Ecology officials like it, too, but not so much they are willing to forgive about $60 million of $100 million in loans already made to the city from a fund of EPA-granted dollars. In return, the city would pledge not to seek any additional money from that source.

If the $60 million can be had, by administrative or legislative means, the city will be able to hold utility rate increases to about the annual rate of inflation. In part, that assumes that predictable, low utility rates will make the city more attractive to developments that would share some of the cost burden.

That will remain the plan without outside help, but an element that addresses treatment of stormwater from the North Side will be left undone. And this is where the “faster” part of the city plan kicks in.

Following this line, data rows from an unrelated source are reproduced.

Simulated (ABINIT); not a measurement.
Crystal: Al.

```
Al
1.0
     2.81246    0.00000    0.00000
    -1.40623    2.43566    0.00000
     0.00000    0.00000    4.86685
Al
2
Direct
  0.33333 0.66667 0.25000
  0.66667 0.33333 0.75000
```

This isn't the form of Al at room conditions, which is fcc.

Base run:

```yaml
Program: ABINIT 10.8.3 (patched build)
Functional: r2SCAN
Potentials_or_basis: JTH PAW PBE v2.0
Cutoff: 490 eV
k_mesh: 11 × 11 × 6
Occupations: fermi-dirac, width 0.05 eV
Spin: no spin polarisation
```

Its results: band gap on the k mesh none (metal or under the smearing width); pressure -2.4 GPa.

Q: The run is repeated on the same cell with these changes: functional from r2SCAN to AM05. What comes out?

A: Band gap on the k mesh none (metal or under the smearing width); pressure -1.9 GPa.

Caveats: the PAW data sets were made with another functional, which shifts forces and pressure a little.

Runoff from the huge Cochran Basin – which encompasses much of the city between the river and Francis Avenue east to Market Street – now enters the river untreated just downstream of the T.J. Meenach Bridge. There are no regulations requiring treatment of that water now, but officials assume, probably correctly, that remediation will be required sooner or later.

So, the Integrated Clean Water Plan includes alternatives that would collect, pre-treat and infiltrate that water using sites at the Downriver disc golf course, or near the existing outflow.

With the completion of upgrades and expansion of the main water treatment plant by 2020, the city would have a state-of-the-art system capable of handling all but the most epic of weather events, and one that helped accelerate other improvements like street reconstruction.

Some components are finished; more – like the combined street/stormwater upgrades on High Drive – will get underway this summer. Every Spokane resident will benefit, and so will every other user of the Spokane’s waters between the treatment plant and the Columbia River outflow at Astoria, Oregon.

The city has engineered more than $100 million in savings from earlier, more conventional plans for complying with EPA water standards. Federal or state help that recognizes that achievement by providing financial assistance does not seem like too much to ask. In fact, it seems like a good deal for everybody, and everything around them.